Polish company operating in deep neural networks helps to fight with disinformation in the Internet

The project of the Polish company based on deep neural networks allows to automatically search for trolls in the network and fight disinformation. It will also evaluate and predict, as well as suggest an effective form of business publication on social networking sites.

Fighting online disinformation is a huge challenge, both for social networking sites and for business. On the other hand, it is a huge threat to users, but also to entire communities, organizations, countries and companies. Various types of disinformation campaigns can hit not only politicians directly, but also national minorities.

Twitter made an interesting discovery a few months ago by researching how its algorithm recommends political content to users. It turned out that the algorithms it used strengthened the tweets of right-wing political parties and news services more than those of left-wing or liberal ones.

It is therefore not surprising that thousands of disinformation posts about the war in Ukraine appear recently on Twitter.

Currently artificial intelligence is aiming to fight with such disinformation. The algorithms created by Polish company using deep machine learning are already working on Twitter and they recognize trolls with very high efficiency. MIM Solutions is responsible for the project. Every day, a special model of artificial intelligence reads data available on Twitter in search of posts and profiles “dealing” with disinformation. The AI picks them up and marks them. What is most innovative is the fact that a Polish company only needs 50 examples of such profiles and tweets to “catch” the troll, instead of a number of analysed data sets.

Algorithms read what appears daily on the social network, then analyse and flag suspicious profiles based on tweets. The project is currently at the proof of concept stage. What is worth noting is that the process is not manual but fully automated. The experts from MIM Solutions have created a model based on deep neural networks that allows to read Twitter automatically.

A deep neural network is a neural network with a certain level of complexity, a neural network with more than two layers. Deep neural networks use sophisticated mathematical modelling to process data in complex ways. A neural network can be therefore referred to as a technology built to simulate the activity of the human brain – specifically, pattern recognition and the passage of input through various layers of simulated neural connections. Experts define deep neural networks as networks that have an input layer, an output layer and at least one hidden layer in between. Each layer performs specific types of sorting and ordering in a process that some refer to as “feature hierarchy.” One of the key uses of these sophisticated neural networks is dealing with unlabeled or unstructured data. The phrase “deep learning” is also used to describe these deep neural networks, as deep learning represents a specific form of machine learning where technologies using aspects of artificial intelligence seek to classify and order information in ways that go beyond simple input/output protocols.
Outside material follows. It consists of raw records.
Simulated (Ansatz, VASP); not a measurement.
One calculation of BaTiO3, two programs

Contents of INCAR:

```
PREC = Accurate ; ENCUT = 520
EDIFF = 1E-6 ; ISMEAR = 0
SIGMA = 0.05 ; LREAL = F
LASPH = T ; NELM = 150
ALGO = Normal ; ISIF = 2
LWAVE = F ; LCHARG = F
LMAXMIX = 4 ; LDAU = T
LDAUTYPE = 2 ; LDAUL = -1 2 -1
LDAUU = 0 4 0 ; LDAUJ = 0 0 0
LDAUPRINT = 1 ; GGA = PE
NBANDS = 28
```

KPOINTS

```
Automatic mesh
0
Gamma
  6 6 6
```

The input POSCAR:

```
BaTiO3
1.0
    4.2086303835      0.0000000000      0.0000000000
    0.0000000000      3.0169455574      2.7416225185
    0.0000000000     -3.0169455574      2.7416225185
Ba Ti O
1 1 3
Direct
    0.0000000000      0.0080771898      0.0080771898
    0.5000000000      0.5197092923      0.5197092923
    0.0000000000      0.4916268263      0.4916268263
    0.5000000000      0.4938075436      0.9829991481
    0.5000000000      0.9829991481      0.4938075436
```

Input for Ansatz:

The Polish company describes the level of effectiveness of their model as very high amounting to around 95 percent or more. The model will be soon transformed into a Twitter bot that will search for trolling, not only related to the war in Ukraine. The system will soon gain the ability to evaluate, analyse and predict specific publications on the web, with a simultaneous impact on the value for companies.

From the technical side, the deep neural networks focusing on detecting fake news or information start with finding a dataset, then there takes place exploratory data analysis, cleaning the dataset, analysis of the trends found within it, preprocessing the collected data (for example by lowercasing all characters, removing punctuation); then there typically takes place the application of the NLTK library to conduct further preprocessing on the dataset which involves: tokenization, lemmatization and removal of stop words; then there are used models to categorise the text – LSTM model or a BERT model (Bidirectional Encoder Representations from Transformers).